The history of the Shāhsevan nomads is related to the clans and Turkmens connected to the Ghoz Turks, who have lived a nomadic life in the east of the Caspian Sea since the distant past. They left for Khorasan about 1000 years ago and after the rebellion against Muhammad Ghaznavi, left for the plains and slopes of Mount Sabalān, and some settled in Ardabil and some in Moghan Plain, and since then, the Turkish language has spread among the people and residents of Azerbaijan, which today is called the Azeri language.

Settlement of the Shāhsevan Nomads

The fertile plain of Moghan in the wide plain of Ardabil, which is influenced by the weather and climatic conditions of Mount Sablan, is one of the greenest and most fertile places in the country and shelters the Shāhsevan nomads in the Qeshlāq area (temporary settlement of ​​the nomads and their herd in the autumn and winter seasons that is relatively warm). Kooch (biannual migration) is one of the necessities of nomadic life, which is practiced in two ways: vertical migration and horizontal migration. In Ardabil province, the migration is vertical and starts from the lowest altitude and continues up to the altitude of 4500 meters. The migration continues for more than 400 km, which includes spring migration and autumn migration.


The Shāhsevans are groups of Iranian Turkish clans that were organized by Shah Abbas I to secure the position of Qezelbāsh Turk clans, which have since become known as the Shāhsevans of Ardabil and Meshgin Shahr. During the rule of Qājār dynasty, many activities took place in the territory of Shāhsevans. Especially during the time of Fath Ali Shah, with the conclusion of the Golestan Treaty between Iran and Russia, the Russians settled in the Tālesh region and the northern parts of Moghan, and this caused a threat to the Qeshlāq lands of the Shāhsevans, and according to the Treaty of Turkmenchay, Iran’s borders were limited from the north. As a result, a large part of the Qeshlāq area of the Shāhsevan nomads was lost.
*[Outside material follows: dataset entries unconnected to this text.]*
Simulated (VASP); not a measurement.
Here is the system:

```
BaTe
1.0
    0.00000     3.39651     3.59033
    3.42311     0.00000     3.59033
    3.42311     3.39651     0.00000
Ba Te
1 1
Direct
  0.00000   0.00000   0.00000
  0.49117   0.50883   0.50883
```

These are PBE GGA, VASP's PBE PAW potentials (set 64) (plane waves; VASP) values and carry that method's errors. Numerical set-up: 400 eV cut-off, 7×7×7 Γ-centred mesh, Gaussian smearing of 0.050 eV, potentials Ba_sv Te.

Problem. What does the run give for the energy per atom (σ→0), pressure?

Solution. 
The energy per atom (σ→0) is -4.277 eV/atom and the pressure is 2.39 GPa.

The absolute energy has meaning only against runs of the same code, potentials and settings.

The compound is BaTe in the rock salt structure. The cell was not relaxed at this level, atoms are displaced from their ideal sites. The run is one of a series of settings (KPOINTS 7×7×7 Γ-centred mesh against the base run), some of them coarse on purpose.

Livelihood of the Shāhsevan tribe’s nomads is solely based on animal husbandry in the summer and winter pastures (Yeylāq and Qeshlāq respectively). The main residence of the Shāhsevan tribe in Qeshlāq (winter pasture) is usually a building and in Yeylāq (summer pasture), gazebo (which has wooden structures and a wooden dome-shaped hemisphere called Chanbareh). Its outer cover is made of white felt made from sheep wool and decorated in a unique way. Its external covering (felt) is cut into regular pieces called tarak by the men and sewn according to the desired size and shape. Gazebo is the main place to live and receive guests in celebrations and ceremonies.
Another type of house of the Shāhsevan tribe, Komeh, is a gray house in the form of a hallway. Kumeh is often used as a kitchen and is basically a place to obtain dairy products and do other nomadic chores that are principally done by nomad women.


In the contemporary period, the clothes of men and women of the Shāhsevans are the same as the clothes of the villagers of Meshgin Shahr, Moghan and Arasbārān regions, but some changes and transformations have occurred in the type and shape of the clothes of the Shāhsevans as well. For example at the beginning of the contemporary solar century, the men of the region also had special clothing, which today, even in the most remote part of Azerbaijan, no traces of it can be seen. Currently, the clothes of the Shāhsevan men are similar to the clothes of rural and urban men, and although according to job requirements, lifestyle, habits, and tastes, their clothes do not have the color and polish of urban men’s clothes, the combination of clothes in summer or winter or different types of hats and the shoes are quite the same with a little difference in the material.
Nevertheless, the women of Shāhsevan have preserved the originality and traditional texture of their clothes to some extent, and even in some cases, they have not introduced any new pattern or combination in the traditional texture of their clothes.